By Margaret Goodwin
Two months ago, I wrote an article on an Oregon family who’s spent 17 years fighting land use activists and government bureaucracy to get their property rezoned to its original zoning classification. On October 6, justice finally prevailed. — At least temporarily.
This case is a textbook example of how land use activists manipulate the system, driving up costs and dragging out the process in a calculated strategy to exhaust the resources of potential developers. When an individual who just wants to develop his own private property can no longer afford to fight back, the land use activists win by default. Their case doesn’t have to have any merit; all they have to do is outlast their victim. The deck is stacked in their favor. The appeals cost them very little, while the property owner has to spend hundreds of thousands of dollars to meet whatever challenges they raise and satisfy an ever-increasing burden of proof.
To recap, this land was originally zoned Rural Residential with a 5 acre minimum (RR-5). In 1985, it was rezoned to Woodlot Resource based solely on its size and location and the fact that it had not yet been developed. However, due to the soil composition, the land isn’t suitable for timber timber production. When a soil analysis was actually performed, it was determined that the Woodlot Resource zoning was a misclassification.
Ordinarily, in a case like this, it’s a simple matter to revert the zoning to its original classification, and that’s what initially happened. Seventeen years ago, the Josephine County Board of County Commissioners approved the property owner’s request to revert the zoning to RR-5. However, that didn’t sit well with local land use activists, who oppose all new development and will go to any lengths to prevent it.
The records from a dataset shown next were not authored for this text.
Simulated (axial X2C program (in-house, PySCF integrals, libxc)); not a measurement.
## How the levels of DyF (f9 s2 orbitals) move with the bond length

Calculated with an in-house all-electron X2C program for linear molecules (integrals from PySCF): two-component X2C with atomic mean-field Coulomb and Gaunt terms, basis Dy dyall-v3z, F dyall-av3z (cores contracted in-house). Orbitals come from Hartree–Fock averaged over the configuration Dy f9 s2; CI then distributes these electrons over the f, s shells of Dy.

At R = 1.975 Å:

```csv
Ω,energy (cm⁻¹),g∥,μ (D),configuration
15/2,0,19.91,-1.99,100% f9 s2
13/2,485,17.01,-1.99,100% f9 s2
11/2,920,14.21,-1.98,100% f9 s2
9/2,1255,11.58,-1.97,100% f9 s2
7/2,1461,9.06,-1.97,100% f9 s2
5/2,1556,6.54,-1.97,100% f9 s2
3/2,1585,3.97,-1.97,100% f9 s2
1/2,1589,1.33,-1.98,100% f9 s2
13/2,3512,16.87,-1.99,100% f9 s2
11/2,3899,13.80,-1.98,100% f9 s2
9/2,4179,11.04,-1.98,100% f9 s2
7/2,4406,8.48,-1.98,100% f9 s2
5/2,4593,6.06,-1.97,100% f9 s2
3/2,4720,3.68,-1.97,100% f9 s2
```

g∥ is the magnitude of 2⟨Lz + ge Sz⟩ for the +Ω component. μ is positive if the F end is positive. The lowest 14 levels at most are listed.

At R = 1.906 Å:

They appealed the decision to Land Use Board of Appeals (LUBA), based on technicalities that weren’t related to any deficiencies in the case at hand, but rather to deficiencies in county zoning code descriptions. Nevertheless, every new appeal, and the subsequent hearings, raises the ante for the property owners, who have to hire land use consultants, surveyors, soil scientists, and legal representation. And it costs the county a lot of money, too.
Realizing the land use activists would never give up, the county decided it would be easier to appease them than to fight them. So they started raising the burden of proof on the property owners, in hopes that they would be more likely to back down. However, the property owners had right on their side and they knew it. Last March, the county created a new ad hoc zoning classification of RR-15, arbitrarily limiting the number of houses that could be built on the property from about 30 to a maximum of 10. This appeased the land use activists, but it turned out not to be legal. A new hearing was granted and scheduled for October.
At the new hearing, the property owners were required to satisfy an even higher burden of proof on the carrying capacity of the land, in addition producing a subdivision plan, which is normally not required in a zoning hearing. They anted up $30,000 for the subdivision plan and dutifully brought forth a new slew of experts who testified on soil composition, slope, traffic, well capacity, riparian setbacks, etc. They met every challenge, satisfied every requirement, and made it clear they were not giving up. Members of the local sub-chapter of Americans for Prosperity also showed up, and spoke out on the benefits of the development to the community, the jobs it would create, and the property tax revenue it would generate for the county.
The leader of the land use activists (who had not attended the August hearing because he was in jail for violating a restraining order) threatened, in front of witnesses, to rip the head off of one of the people speaking on behalf of the property owners. The Sheriff was called and arrived to take a report. But, after all the drama was said and done, the Board of Commissioners finally did the right thing, and voted to grant the rezoning to RR-5.
The land use activists immediately declared they would appeal the case to LUBA again, so the property owners will once again have to ante up for a land use attorney to represent them. Assuming they win the appeal, the next step will be the subdivision plan review, with all the pre-application fees, application fees, and permit fees that entails, with the land use activists challenging them at every step of the way.
It has taken this family 17 years, and cost them over $400,000, to get this far. Who knows how much longer it will take, or how much the total costs will run, before they’ll finally be allowed to use their own private property in accordance with its original and appropriate zoning?